Coltoff, who was a member of the Carnegie task force, is today a senior fellow at the Silver School of Social Work at New York University.

“My sense at the time of the report was that there was a real concern around the country, partly in youth-serving organizations and in government … that the major youth-serving organizations were not reaching the most needy and vulnerable,” he said.

More than 60 percent of mothers had joined the labor force, and the word “latch-key kid” was often heard.

“Gang activity was re-emerging,” Coltoff said.

Karen Pittman, now co-founder, president and CEO of the Forum for Youth Investment, was also on the task force.

“There was an increasing realization that young people were at risk in the out-of-school hours,” Pittman said.

“As a country we weren’t providing [all that much] for families to find care for children when they were working,” she said. “Juvenile crime was being linked to lack of supervision.”

Pam Stevens, a New Orleans-based grantmaker and youth development consultant, worked at the Wallace Foundation at the time. She remembered that kids in low-income neighborhoods had relatively few organized after-school activities, aside from church and possibly local parks and recreation departments.

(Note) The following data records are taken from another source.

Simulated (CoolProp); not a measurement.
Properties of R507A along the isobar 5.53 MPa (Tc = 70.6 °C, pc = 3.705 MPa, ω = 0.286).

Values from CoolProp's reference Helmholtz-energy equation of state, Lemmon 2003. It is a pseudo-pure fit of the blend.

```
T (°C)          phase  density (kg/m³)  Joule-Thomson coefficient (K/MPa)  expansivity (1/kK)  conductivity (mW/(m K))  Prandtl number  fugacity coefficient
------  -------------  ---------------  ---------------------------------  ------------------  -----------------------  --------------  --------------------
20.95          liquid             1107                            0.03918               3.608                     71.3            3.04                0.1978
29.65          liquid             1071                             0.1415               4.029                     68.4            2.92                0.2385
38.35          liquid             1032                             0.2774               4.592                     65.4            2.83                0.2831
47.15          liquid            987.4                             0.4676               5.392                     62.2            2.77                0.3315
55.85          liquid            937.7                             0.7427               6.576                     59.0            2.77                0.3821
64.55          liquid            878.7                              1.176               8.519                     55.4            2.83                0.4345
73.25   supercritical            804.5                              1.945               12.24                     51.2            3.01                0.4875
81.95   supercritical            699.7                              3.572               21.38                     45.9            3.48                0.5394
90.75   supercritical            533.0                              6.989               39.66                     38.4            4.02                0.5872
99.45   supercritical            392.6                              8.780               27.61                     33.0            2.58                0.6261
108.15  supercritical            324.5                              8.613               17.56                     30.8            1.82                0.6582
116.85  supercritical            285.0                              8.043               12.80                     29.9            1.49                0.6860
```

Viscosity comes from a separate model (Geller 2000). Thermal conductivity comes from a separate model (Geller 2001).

Youth organizations under the microscope

The Carnegie Task Force on Youth Development and Community Programs looked carefully at youth organizations, including Scouting, the YMCA, settlement houses and church-run youth services, Coltoff said.

“What we found was that very often
they were not necessarily well-used by youth,” he said.

The YMCAs, for example, were serving seniors, preschoolers and some elementary-age children, and were also functioning as a fitness center, he said.

“Organizations were not committed to teens and young adults,” he said. They had basically become health clubs and fitness centers.

Boy Scouts of America had a limited reach, Coltoff said: “Scouting had become a white middle-class and upper-class phenomenon.”

Coltoff and Quinn met Boy Scout leaders at the Dallas airport. They urged the Scouts to expand into urban areas and to operate in community centers and schools.

Task force members met with YMCA leaders in Chicago and pointed out some shortcomings.

“Teenagers are most available in the early evenings, but the Ys were closing at 6 p.m. and were unavailable for athletic groups or social clubs,” Coltoff said.

The YMCA was responsive, he said. It set up a task force on urban youth and black males, among other things. “They changed their direction and altered their mission,” Coltoff said.

Making a case

“A Matter of Time: Risk and Opportunity in the Nonschool Hours” noted that millions of young adolescents in low-income rural and urban areas were not being served. It called on community organizations to move beyond addressing single problems. It recommended that organizations tailor their programs to the needs and interests of young adolescents, respond to their experiences and enhance their role as resources in their communities.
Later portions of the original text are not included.